It doesn’t sound like Marcus Smart will sign an extension with the Boston Celtics before the regular-season deadline.
It also doesn’t sound like he has any intention of leaving Beantown.
From ESPN.com’s Chris Forsberg:
While league sources indicate the Celtics are interested in an extension, Smart confirmed a Yahoo! Sports report Monday that suggested that neither he nor his agent have received a formal offer from the team yet.
“Me and my agent haven’t heard anything from the Celtics,” said Smart, who pointed out how other players from his draft class have inked big-money extensions. “You’re seeing everybody else’s numbers and things like that, so we’re just kind of waiting.”
Despite the lack of talks, Smart said his preference is to be in Boston into the distant future.
“I would love to be here long term. I hope I’m here long term,” said Smart. “I love the organization, I love the fans, I love everything the Celtics are about.”
Smart has become exponentially more important to the Celtics following their offseason overhaul. Not only is he now the longest-tenured member of the team, but he’s the only proven option they have to throw on opposing point guards when Kyrie Irving isn’t up to the task.
Avery Bradley and Jae Crowder pitched in on that front when Isaiah Thomas was around. Both of them are now gone. Jaylen Brown, Marcus Morris and Gordon Hayward are extremely switchy, but sticking them on opposing floor generals isn’t a foolproof strategy. There will be matchups none of them can handle.
Enter Smart, who in addition to picking up backcourt assignments has also shown he can defend small forwards and even some power forwards. Truth told, with Crowder gone, he is now their most important defender—the switchiest of the Celtics’ switch-heavy model.
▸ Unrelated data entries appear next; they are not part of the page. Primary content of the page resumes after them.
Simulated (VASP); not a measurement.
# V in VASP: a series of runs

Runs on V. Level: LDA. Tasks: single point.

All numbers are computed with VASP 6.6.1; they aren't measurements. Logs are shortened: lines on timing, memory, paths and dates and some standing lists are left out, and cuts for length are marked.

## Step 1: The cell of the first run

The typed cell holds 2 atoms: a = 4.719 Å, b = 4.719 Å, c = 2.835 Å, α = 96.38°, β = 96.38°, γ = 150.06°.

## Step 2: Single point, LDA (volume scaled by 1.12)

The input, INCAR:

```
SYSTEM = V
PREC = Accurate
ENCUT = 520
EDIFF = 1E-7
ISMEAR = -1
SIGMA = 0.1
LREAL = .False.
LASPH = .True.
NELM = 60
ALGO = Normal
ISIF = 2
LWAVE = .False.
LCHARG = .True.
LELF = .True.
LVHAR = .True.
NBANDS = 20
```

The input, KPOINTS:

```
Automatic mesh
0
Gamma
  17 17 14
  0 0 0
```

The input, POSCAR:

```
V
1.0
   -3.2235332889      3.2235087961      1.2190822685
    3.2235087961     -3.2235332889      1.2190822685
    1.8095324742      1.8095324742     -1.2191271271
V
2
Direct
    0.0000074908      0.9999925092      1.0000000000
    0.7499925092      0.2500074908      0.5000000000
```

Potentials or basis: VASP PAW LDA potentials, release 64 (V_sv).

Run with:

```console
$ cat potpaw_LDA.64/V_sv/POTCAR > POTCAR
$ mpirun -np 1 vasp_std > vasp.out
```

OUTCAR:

How much the Celtics will ultimately value that is unclear. He’s still an erratic three-point shooter on his best nights, Boston has Terry Rozier, and the team needs to worry about paying Kyrie Irving when he enters free agency in 2019. No matter how important Smart actually is, if the Celtics get a breakout campaign from Jaylen Brown and decide he’s just as suitable to play the Smart role on defense, they could end up passing on a long-term investment. Or maybe they won’t.
After all, given what happened over the summer, we can’t pretend to know who the Celtics value most, or what in the actual heck they’ll end up doing.